The Loews Madison Hotel in downtown Washington has added 40 to 50 positions in the past year as it expanded its restaurant offerings and sought to become more upscale.

Jim Horsman, the hotel’s general manager, said one of its new restaurants, the Federalist, gets most of its business from area residents, not from hotel guests.

Krista Reiss, the company’s director of human resources, said the explosion of bars and restaurants in the city has made her job as a recruiter for the Loews Madison more challenging.

“We’re competing with a lot of these food and restaurant operators for this same talent,” Reiss said.

Other sectors that reported job growth include construction, which added 2,000 jobs, and financial activities, which added 4,400 jobs.

Of 39,700 jobs that were added in the region between February 2012 and February 2013, 31,400 were in the private sector.

The retail industry lost 1,100 positions.

The Labor Department releases seasonally adjusted unemployment rates for metropolitan areas, which allows the numbers to be compared on a month-to-month basis. Numbers of job increases and losses are not seasonally adjusted, so those figures are compared year over year.

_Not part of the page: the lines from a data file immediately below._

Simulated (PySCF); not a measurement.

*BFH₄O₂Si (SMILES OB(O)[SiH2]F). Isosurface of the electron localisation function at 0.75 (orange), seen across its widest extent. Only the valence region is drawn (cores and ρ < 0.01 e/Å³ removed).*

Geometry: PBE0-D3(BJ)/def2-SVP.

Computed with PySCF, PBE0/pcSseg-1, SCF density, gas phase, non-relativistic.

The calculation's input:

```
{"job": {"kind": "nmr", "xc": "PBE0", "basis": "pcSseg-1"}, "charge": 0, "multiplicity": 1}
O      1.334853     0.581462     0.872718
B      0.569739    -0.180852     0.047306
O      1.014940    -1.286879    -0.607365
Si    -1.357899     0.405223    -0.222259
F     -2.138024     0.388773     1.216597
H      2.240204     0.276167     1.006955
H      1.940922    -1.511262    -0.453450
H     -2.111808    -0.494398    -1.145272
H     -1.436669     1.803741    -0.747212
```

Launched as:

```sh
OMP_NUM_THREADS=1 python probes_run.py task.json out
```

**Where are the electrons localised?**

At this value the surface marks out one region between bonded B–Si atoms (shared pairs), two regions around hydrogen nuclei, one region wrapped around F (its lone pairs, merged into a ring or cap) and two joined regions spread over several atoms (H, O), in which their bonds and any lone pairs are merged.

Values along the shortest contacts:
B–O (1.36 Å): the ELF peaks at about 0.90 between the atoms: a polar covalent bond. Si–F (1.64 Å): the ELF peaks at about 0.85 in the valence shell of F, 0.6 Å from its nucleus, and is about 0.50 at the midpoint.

The national unemployment report for February was encouraging, with the jobless rate slipping to 7.7 percent and the economy adding 268,000 jobs. In March, however, a meager 88,000 jobs were added nationwide, the Labor Department reported, with the unemployment rate slipping to 7.6 percent as discouraged job hunters left the workforce.

In February, unemployment dropped in 287 metropolitan areas, rose in 69 and stayed the same in 16. The nation’s highest unemployment, 25.6 percent, was recorded in Yuma, Ariz. Midland, Tex., had the lowest rate: 3.2 percent.